CCNY Winter Program Costa Rica

 

Service-Learning Winter Study Abroad Program

 

Dates: January 4 - 25, 2016

Credits: 6

 

This interdisciplinary service-learning course will take a group of CCNY students to the indigenous territory of Terraba, located in the Southern Zone of Costa Rica. Students will be trained to effectively participate in a documentary film-making project as part of a collaboration between CCNY, The Maysles Documentary Center and Doboun Orcuo, a women's association in Terraba. Costa Rica is often hailed as the Switzerland of Costa Rica; yet, the differential treatment indigenous people have historically experienced in Costa Rica constitutes an institutionalized phenomenon, one that has deep historical roots and social, economic and political consequences for their communities. Although since 1977, when the government passed the Indigenous Law, and particularly since 1992, when it ratified the International Labour Organization's (ILO) Convention 169, Costa Rica's legislation looks progressive on paper, the government has often lacked the political will to strictly enforce existing laws. By ratifying the ILO Covenant 169 countries like Costa Rica commit themselves to including indigenous communities in decision-making processes regarding activities that affect their territories. The PH / Hydroelectric dam (Proyecto Hidroelectrico El Diquis) is one such project; originally planned in the late 1970, it was subsequently abandoned.

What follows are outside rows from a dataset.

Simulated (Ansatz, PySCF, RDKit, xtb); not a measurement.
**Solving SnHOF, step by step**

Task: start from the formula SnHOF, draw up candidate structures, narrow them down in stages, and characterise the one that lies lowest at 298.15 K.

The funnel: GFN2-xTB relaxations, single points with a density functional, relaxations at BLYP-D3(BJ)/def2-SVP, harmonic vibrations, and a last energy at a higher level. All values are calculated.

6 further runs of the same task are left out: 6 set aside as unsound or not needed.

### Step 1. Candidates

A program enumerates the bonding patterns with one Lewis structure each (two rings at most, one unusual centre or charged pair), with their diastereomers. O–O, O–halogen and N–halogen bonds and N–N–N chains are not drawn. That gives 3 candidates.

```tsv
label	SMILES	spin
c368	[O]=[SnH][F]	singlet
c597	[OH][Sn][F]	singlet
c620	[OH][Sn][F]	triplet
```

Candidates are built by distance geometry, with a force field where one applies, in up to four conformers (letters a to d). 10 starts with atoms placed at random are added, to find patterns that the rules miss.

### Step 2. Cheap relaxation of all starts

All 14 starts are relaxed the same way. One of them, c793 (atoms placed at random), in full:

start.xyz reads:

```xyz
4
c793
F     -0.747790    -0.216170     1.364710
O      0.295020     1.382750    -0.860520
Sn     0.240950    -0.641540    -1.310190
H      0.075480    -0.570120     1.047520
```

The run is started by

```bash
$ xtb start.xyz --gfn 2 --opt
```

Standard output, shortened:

Through their participation in the video project, and using the dam project as a case study, students will apply multiple disciplinary lenses to learn about how international conventions, national laws and transnational human right organizing as well as discourses of (sustainable) development relate to indigenous territories in Costa Rica. The deliverable for the course will be a video that situates the narratives of community elders within the context of the threats that the construction of the hydroelectric dam projects may pose to the cultural, social, and economic survival of the Teribes as a people. Indigenous communities are politically organized and contesting the project, relying on local grassroots organizing, community capacity building as well as on regional, national and international NGO networks as well as university partnerships to build a countervailing force. Our project represents one such collaborative engagements in their over all organizing strategy.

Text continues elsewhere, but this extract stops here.